The deal fills a geographic gap for Santander, whose branches are concentrated in the greater Boston market as well as the metro New York City market and eastern Pennsylvania.

"There are some nice geographic synergies," David Smith, an analyst at Truist Securities, told American Banker on Wednesday. The combined footprint "is a little bit more contiguous," he said.

Christiana Riley, who has been Santander's U.S. country head for the past year, will remain in that role. John Ciulla, Webster's chairman and CEO, will become CEO of Santander Bank N.A. Luis Massiani, Webster's president and chief operating officer, will serve as COO of Santander Holdings USA and Santander Bank N.A., and he will also lead the integration efforts.

The $12.3 billion price tag will be paid 65% in cash and 35% in stock. Santander expects to realize $800 million in total cost savings, including $480 million in "headquarters efficiencies and branch optimization," along with $280 million in technology and operations savings and $35 million in "other initiatives," Botín told analysts.

Santander's return on tangible equity in the U.S. is expected to increase to 18% by 2028, the bank said, up from 10% for all of 2025. The deal should deliver earnings per share accretion of 7%-8% by the same year.

Analysts spent Tuesday night and Wednesday morning digesting the details of the transaction, which will make Santander the second-largest foreign-owned retail and commercial bank in the U.S., following TD Bank.

Its combined U.S. operations — which include the auto loan originator, Santander Consumer; the retail-focused Santander Bank, which houses Openbank, its two-and-a-half year-old digital bank; and Santander Capital Markets — currently have $243 billion of assets, the bank said.

Post-acquisition, Santander will have about $327 billion of assets, making it larger than two of its Northeast regional rivals. Citizens Financial Group in Providence, Rhode Island, had $226.4 billion of assets as of Dec. 31. Buffalo, New York's M&T Bank, which made a splash in Connecticut when it bought People's United Financial in 2022, had $212.9 billion of assets at the end of 2025.

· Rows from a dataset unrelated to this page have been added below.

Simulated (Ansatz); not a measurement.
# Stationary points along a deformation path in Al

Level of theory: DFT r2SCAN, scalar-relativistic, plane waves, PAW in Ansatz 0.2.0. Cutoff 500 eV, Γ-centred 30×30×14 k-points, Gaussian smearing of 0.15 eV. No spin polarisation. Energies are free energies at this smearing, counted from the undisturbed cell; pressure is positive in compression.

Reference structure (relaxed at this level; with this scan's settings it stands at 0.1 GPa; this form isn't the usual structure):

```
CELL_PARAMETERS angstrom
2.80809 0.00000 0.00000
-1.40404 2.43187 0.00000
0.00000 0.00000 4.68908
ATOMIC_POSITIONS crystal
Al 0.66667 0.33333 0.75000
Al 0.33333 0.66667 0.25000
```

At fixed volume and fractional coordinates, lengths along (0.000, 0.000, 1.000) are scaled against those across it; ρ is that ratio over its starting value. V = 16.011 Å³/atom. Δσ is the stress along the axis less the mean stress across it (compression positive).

In a research note Wednesday, analysts at Morningstar DBRS said the Webster deal is "a new sign that Santander is in a major expansion cycle." In July, Santander said it would acquire TSB Banking Group, a retail bank in the United Kingdom, in a bid to strengthen its position in that market.

"We view this deal as a major strategic step in Santander's long-term ambition to strengthen its U.S. footprint, a push that accelerated after the launch of Openbank in October 2024," the Morningstar DBRS analysts wrote. "It also highlights Santander's divergent strategy, as many European peers have been retreating from North America."

The list of European banks doing business in the U.S. has shrunk in recent years. Banco Bilbao Vizcaya Argentaria in Spain sold much of its U.S. presence to PNC Financial Services Group in Pittsburgh. HSBC Holdings in London sold most of its U.S. retail business to Citizens. And BNP Paribas in Paris sold a U.S. bank subsidiary to Bank of Montreal.

Santander is funding its expansions in the U.S. and the U.K. in part by redeploying the proceeds it has realized through the recent sale of its Polish subsidiary, Santander Polska, Botín said on the call. The Webster acquisition represents about 4% of Banco Santander's total assets, she added.

The tie-up between Santander and Webster appeared to catch some analysts off-guard.

In a research note, David Chiaverini, an analyst at Jefferies, said he was "somewhat surprised to see Santander step in here," considering that it hasn't done an M&A deal in the U.S. since 2009. That's when Santander bought the remaining stake in Philadelphia-based Sovereign Bank.

"We believe this move may signal renewed interest from foreign institutions looking to build scale in the U.S. under a more favorable regulatory backdrop for bank M&A," Chiaverini wrote.

The anticipated timeline to close the deal, which could be five to 11 months from now, based on Santander's estimates, is longer than the amount of time other bank M&A deals have taken to close during the second Trump administration. For example, Fifth Third Bancorp's Feb. 1 acquisition of Comerica took less than four months to be finalized.

"One wrinkle for me is that the overall regulatory environment seems to be becoming more accepting of M&A," Smith said. "But given everything that's going on geopolitically, will U.S. regulators love a European bank acquiring a U.S. bank?"

Still, "Webster is pretty small in the grand scheme of things and also, Santander is already a very big U.S. bank," he added.

One point analysts seem to agree on: Bank M&A, which picked up speed in the second half of last year, will continue to accelerate this year. The biggest challenge will likely be the potential for negative stock-price reactions, which played out in the aftermath of certain M&A deals in 2025, including the merger of equals between Pinnacle Financial Partners and Synovus Financial.

Santander's stock fell by as much as 6% Tuesday afternoon after the deal was reported. By late Wednesday afternoon, it had somewhat recovered and ended the day up about 2%.

"To the extent that you can find a deal that's less dilutive or has a faster earnback, it seems like [those are] being better received" by the market, Smith said. "It's just a question of how much do 'day one' reactions dissuade some deals [from getting done] when there are longer-term benefits for the bank and shareholders."